Today the United Kingdom formally told the European Union it is leaving, after decades of membership in the 28-nation political alliance and trading bloc. The move triggers an estimated two-year divorce process that will involve many months of tough negotiations and will launch Britain on a new, uncertain path.

Addressing the House of Commons in London, Prime Minister Theresa May said Brexit is an opportunity for her country to chart a new course, unencumbered by the bureaucracy of the multilateral organization based in Brussels.

"This is an historic moment from which there can be no turning back," said May. "We're going to make our own decisions and our own laws. We're going to take control of the things that matter most to us."

Britain's feisty press captured the ambivalence of the U.K. people, who voted 52 percent to 48 percent last June to quit the EU.

"Freedom!" crowed the Daily Mail, the conservative tabloid.

The left-leaning Guardian ran a map of Western Europe as a jigsaw puzzle with the pieces of the U.K. taken out. In the empty white space that remained were the words: "Today, Britain steps into the unknown."

While May tried to strike a confident tone, many who voted to remain in the EU fear Brexit will damage the country.

"I feel rather concerned and worried about it, really," said Linda Roberts, 68, as she waited at London's Euston station earlier this week for a train home to the north of England.

Roberts said many people voted to leave the EU because they were unhappy with the free flow of immigrants into Britain that EU membership required, and hadn't thought through the broader implications. She worries Brexit will impose a huge opportunity cost on many young British citizens, including her own daughter. Coming from outside the EU, they are unlikely to be able to work visa-free in European cities like Paris or Barcelona.

Roberts' daughter is in advertising, said Roberts, "and a lot of the work is abroad. I know they say [Brexit is] opening up everything. Well, we're already opened up to the rest of the world. Actually, we are just cutting off Europe, which I think is a big mistake."

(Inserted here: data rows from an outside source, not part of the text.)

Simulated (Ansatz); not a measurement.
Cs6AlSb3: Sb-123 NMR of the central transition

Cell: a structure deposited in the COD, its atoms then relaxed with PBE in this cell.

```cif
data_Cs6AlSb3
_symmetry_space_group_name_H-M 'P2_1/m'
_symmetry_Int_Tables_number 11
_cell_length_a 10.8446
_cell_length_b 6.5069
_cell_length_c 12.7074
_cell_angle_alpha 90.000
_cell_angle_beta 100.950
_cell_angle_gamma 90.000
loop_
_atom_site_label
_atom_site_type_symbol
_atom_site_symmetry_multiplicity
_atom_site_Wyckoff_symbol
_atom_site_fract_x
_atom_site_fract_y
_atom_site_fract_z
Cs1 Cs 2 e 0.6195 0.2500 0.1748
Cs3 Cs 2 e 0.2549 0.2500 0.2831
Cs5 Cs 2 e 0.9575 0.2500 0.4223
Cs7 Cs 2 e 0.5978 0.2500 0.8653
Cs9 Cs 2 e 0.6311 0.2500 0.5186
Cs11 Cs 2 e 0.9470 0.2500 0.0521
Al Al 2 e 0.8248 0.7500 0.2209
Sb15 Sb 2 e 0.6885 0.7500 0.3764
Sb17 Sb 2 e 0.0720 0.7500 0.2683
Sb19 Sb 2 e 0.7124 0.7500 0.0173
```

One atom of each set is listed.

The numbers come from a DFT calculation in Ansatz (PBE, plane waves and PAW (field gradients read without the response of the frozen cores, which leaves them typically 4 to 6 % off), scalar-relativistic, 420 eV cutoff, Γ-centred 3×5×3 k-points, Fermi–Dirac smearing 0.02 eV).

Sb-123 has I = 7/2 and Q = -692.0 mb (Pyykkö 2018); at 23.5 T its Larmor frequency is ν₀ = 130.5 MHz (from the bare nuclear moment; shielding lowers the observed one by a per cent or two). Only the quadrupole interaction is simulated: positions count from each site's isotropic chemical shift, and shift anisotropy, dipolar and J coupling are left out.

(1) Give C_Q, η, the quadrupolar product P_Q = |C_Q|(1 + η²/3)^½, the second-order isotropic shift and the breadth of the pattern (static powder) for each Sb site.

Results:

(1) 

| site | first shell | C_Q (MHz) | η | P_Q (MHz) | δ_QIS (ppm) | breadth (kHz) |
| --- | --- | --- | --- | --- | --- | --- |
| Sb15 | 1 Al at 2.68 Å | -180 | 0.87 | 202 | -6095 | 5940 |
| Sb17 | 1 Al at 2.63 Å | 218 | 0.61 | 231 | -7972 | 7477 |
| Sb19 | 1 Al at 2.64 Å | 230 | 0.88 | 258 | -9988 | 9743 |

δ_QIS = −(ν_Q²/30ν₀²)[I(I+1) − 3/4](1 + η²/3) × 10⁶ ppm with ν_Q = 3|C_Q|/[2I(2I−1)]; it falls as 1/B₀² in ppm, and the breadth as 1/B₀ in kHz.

Pro-Brexit sentiment has strong parallels to the political climate in the United States, where President Trump has criticized the European Union, shunned multilateral trade deals and declared an "America First" agenda.

In fact, Trump was a big supporter of Brexit and called himself "Mr. Brexit" during his presidential campaign, correctly predicting he would pull off a similar upset in November's election. As in the U.S., immigration and rural resentment also played a role in the Brexit vote.

"There is a sense, certainly amongst the rural parts of the U.K., that they feel London and the elites running the country are part of a globalist conspiracy," said Christoph Meyer, a professor of European and international politics at King's College London. "That is something you see in other countries as well, the sense that local, national identities are seen as threatened by markets and by immigration."

The British are known for understatement, but political observers here speak of Brexit in superlatives. They say it could prove transformational for the country – for good or ill.

Although the British economy has held up well so far, British people are already poorer as the value of the British pound remains 16 percent below its high last June.

"Brexit is a weird combination of looking at the [2008] global financial crisis and knowing it is going to happen ... blended in with a kind of Suez Crisis," said Robin Niblett, the director of Chatham House, the London think tank.

The 1956 Suez Crisis erupted when Britain and France invaded Egypt to take back the Suez Canal, only to have a far more powerful United States force them to withdraw. It was seen as a major milestone in the continuing decline of the British Empire.

"At that moment, we were suddenly discovering that we couldn't keep empire — that the United States was coming up and becoming the big kid on the block," said Niblett. "It required a real redefinition of self — not just of the British government, but the British people."

Not unlike where the United Kingdom finds itself today.

After Brexit, Britain will have to define itself independently and outside of the European Union, where it has enjoyed far more economic bargaining power as part of the world's largest collective market. Niblett said Britain may choose to see itself through the lens of its national mythology — as a plucky island nation off the coast of Europe with global ambitions, punching above its weight.

"If it can get a good deal with the EU, then Britain can — in a way — have its cake and eat it," said Niblett.

That's a big if.

Even as it turns its back on the European Union, the U.K. wants to maintain as much access as possible to this huge single market. But with 27 nations, the EU will have far more leverage than the United Kingdom in the coming negotiations over a new trade deal.

"There is very little incentive for the current EU member states to give the U.K. a great deal," said Meyer. "If the U.K. was able to go home and say, 'This is a political victory,' that would be seen as a threat to the rest of the EU because it would encourage populist movements."